Nvidia stock split: what are the effects for…

Semiconductor company Nvidia (NVDA) announced last Wednesday, along with its first-quarter results, also a 10-for-1 stock split. The stock split means that investors will receive nine additional shares for each share already possessed.

“The split makes sense since the stock price has appreciated so significantly,” says Brian Colello, technology equity strategist at Morningstar.

Nvidia shares have risen more than 90% year to date and more than 200% in the past 12 months, thanks to the key role its chips play in training and running artificial intelligence models. Today the stock trades at over $1,000 per share, while at the end of 2023 its market price was $495. A year ago, in May 2023, the shares were valued at around $305, shortly before the company reported strong results that kicked off the AI ​​stock frenzy.

The last stock split launched by the company dates back to July 2021, when it issued three new shares for each one outstanding (4 for 1).

The date of Nvidia’s stock split

According to the company’s press release, the split will take place on June 7 after the close of trading. The shares will begin trading on a post-split basis starting June 10.

Colello raised his fair value estimate for Nvidia stock from $910 to $1,050 following the company’s first-quarter results. Revenue reached $26 billion, an increase of 18% compared to the previous quarter and 262% compared to the same period last year.

What Nvidia’s stock split implies

While the stock split will increase the number of shares outstanding, it will not change the overall value of the company or influence Morningstar’s opinion on the stock. “The split of shares should not create economic value in theory, but it will make the company more accessible to small investors,” explains Colello. While $500 isn’t enough to buy a single share of Nvidia today, he says, it will be enough to buy several shares after the split.

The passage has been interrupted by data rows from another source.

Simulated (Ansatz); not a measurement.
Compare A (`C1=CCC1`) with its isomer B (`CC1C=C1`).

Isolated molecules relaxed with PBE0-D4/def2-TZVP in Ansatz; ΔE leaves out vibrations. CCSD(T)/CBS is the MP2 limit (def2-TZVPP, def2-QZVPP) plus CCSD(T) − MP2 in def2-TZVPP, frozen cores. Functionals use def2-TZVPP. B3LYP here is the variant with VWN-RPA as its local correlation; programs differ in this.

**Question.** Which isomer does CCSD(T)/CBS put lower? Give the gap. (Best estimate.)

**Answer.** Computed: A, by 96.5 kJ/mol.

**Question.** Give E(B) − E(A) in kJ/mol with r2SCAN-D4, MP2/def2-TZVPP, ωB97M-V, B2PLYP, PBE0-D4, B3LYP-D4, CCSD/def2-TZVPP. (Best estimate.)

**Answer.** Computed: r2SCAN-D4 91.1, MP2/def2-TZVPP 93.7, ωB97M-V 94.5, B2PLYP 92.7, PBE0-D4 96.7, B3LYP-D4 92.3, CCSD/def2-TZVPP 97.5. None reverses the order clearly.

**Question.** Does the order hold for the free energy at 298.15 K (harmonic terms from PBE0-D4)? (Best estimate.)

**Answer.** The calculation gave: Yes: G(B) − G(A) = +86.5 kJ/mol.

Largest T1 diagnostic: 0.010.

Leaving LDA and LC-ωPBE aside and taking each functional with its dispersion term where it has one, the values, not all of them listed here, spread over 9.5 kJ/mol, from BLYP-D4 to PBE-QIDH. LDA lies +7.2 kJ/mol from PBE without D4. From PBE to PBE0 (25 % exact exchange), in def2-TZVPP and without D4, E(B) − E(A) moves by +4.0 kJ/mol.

After the split, Nvidia’s fair value estimate will be changed to $105. The company’s Moat rating, equal to Large, will remain unchanged, as will the 3-star Morningstar rating (which indicates that the stock is trading at prices in line with fair value) and the Uncertainty rating, equal to Very High .

The boom of artificial intelligence

First-quarter earnings show that the company “remains the clear winner in the race to build generative AI capabilities,” Colello writes. “We are encouraged by management’s commentary that demand for its upcoming Blackwell products is expected to outstrip supply through 2025, and we see no signs of slowing demand in the AI ​​market.”

Colello expects strong revenue growth from data centers in the coming quarters and expects further growth from a larger installed base of AI equipment. It expects revenue of $29.7 billion in the next quarter, slightly higher than Nvidia’s estimates.

At least for the moment, Colello doesn’t believe that the rush of companies to buy Nvidia chips will end. According to the expert, Nvidia’s production is still well matched to customer requests, although the risk must be kept an eye on. “Given Nvidia’s astronomical growth, we continue to assess the risk that companies will purchase too many AI GPUs too soon, resulting in overstocking in the future. However, we see no such signs today,” Colello adds.

Why do companies split shares?

When a company carries out a stock split, each share is divided into multiple shares. This increases the number of securities outstanding, but does not change the overall value of the company (its market capitalization). Companies tend to do this when the price of their shares rises to a level that makes it difficult for individual investors to buy. Having more low-cost stocks available to attract more buyers can help improve liquidity; Additionally, lower prices can have the psychological impact of making stocks appear more attractive to investors, even if the underlying value of the company doesn’t change.

Other recent stock splits

Nvidia is not the only large American company to have carried out a stock split in recent years. Retail giant Walmart (WMT) executed a 3-for-1 split in February, while Alphabet (GOOGL/GOOG), Tesla (TSLA) and Amazon (AMZN) have launched a split in 2022.